The Chapter Fan Club Era
March 20, 2011 § 2 Comments
After Vegas, I joined the “Official Tom Jones Fan Club.” It was set up by Jones’ management, based in New York, and an official fan club member received a black and white autographed photo, a welcome “Letter from Tom,” and news of where he’d be performing. I hadn’t joined prior to seeing the singer perform because, being isolative, I wasn’t much of a joiner.
As a college student, I could only tolerate a few classes at a large junior college. I tried to focus on my goal of learning and studying journalism, advertising, and public relations, yet I daydreamed about my real goal: MEET TOM JONES. When Los Angeles Times reporter, Robert Hilburn, wrote an article in Westways Magazine pullout section, I responded with a letter to the editor. In the fossil-like, pre-Facebook days when every family was listed in the phone book, I received a lot of positive responses in the form of letters sent to my home.
I heard from a lot of Tom Jones fans, the president of a fan club “chapter” based in Orange County, called Tom’s Boosters, an Engelbert Humperdinck fan, and even my third grade teacher. I discovered the “chapter” fan clubs were made of the hardcore fans consisting of the heart and soul of the singer’s fan base. I learned how important the chapter fan clubs were because the president of Tom’s Boosters sent me a photograph of her and her vice-president standing next to Tom Jones.
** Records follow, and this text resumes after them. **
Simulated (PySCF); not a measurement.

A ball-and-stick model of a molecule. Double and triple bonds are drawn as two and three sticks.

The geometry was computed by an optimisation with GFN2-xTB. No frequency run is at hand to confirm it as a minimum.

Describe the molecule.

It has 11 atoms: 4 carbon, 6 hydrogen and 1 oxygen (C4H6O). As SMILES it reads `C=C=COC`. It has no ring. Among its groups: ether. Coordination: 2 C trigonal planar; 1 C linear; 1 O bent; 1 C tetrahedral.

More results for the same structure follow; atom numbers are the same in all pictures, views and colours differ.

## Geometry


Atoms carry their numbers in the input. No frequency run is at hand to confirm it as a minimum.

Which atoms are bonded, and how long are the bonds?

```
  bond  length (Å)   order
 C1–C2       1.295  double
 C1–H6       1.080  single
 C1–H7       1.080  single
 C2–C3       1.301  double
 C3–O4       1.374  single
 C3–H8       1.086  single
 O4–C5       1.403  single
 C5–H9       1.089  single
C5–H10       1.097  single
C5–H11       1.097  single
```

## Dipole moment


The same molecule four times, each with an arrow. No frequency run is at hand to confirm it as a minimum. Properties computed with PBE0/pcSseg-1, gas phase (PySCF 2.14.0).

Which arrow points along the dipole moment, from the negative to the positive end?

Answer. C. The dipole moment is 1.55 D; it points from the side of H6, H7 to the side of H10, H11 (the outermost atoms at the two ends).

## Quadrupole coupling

So dreams do come true! Suddenly, twirling around in my teenage head I heard those little birdies chirping and a falsetto singing, “Some day my prince will come… Some day when my dreams come true.” (“My Prince Will Come,” song from Snow White and the Seven Dwarfs, Disney)
I immediately joined the Orange County chapter, Tom’s Boosters. Another favorite chapter was called This is Tom Jones. It was set up like a clipping service, where fans sent clippings from newspaper articles or reviews throughout the country and the chapter president (if I recall correctly, was based in Michigan) compiled, printed, and sent them out to TJ fans all across the US. It kept us all abreast of TJ news in a world that did not yet have Entertainment Tonight and Extra on TV, or People and OK Magazine, let alone the internet.
The women who ran the chapter fan clubs in the 70s were extremely diverse. Most were older than me, many were married with children, and we all came from different walks of life. Everyone was friendly and generous, sharing their knowledge and experiences about where and when Tom was going to perform, photographs, fun Tom stories, etc. (By the way, if you recognize any of your photographs and would like your name credited, please contact me; I do not want to put private names out into the world without permission.)
Today you have the Official Tom Jones website (www.tomjones.com), and newsy fan sites, such as Tom Jones International (www.tomjonesintl.com), Tom Terrific (www.tjfanclub.com), Tom Jones Scandinavian (www.tomjones.dk), and more. You can Google, you can “You Tube”, and it is a far cry from the old days of snail mail communication.
It was surprising how one simple letter to the editor opened my world and began to pave the way to making my teenage dreams come true. It unexpectedly took me into a Tom Jones fan world I didn’t know existed. Even though I was attending school, I had tunnel vision and was in and out without really partaking of the college experience. The fan world opened my closed world just a crack.
We were all obsessed with the object of our affection. We all communicated by letter, so no one knew or cared what anyone looked like, or if you were shy or sensitive or anxious or awkward.
And you heard little stories about the famous pop star that most people never heard, like the time Tom Jones was presented with a crown for being the unofficial “prince” of Wales. Instead of withdrawing and shutting people out of my world, I developed a few pen-pal relationships with a common interest… the singer who saved me.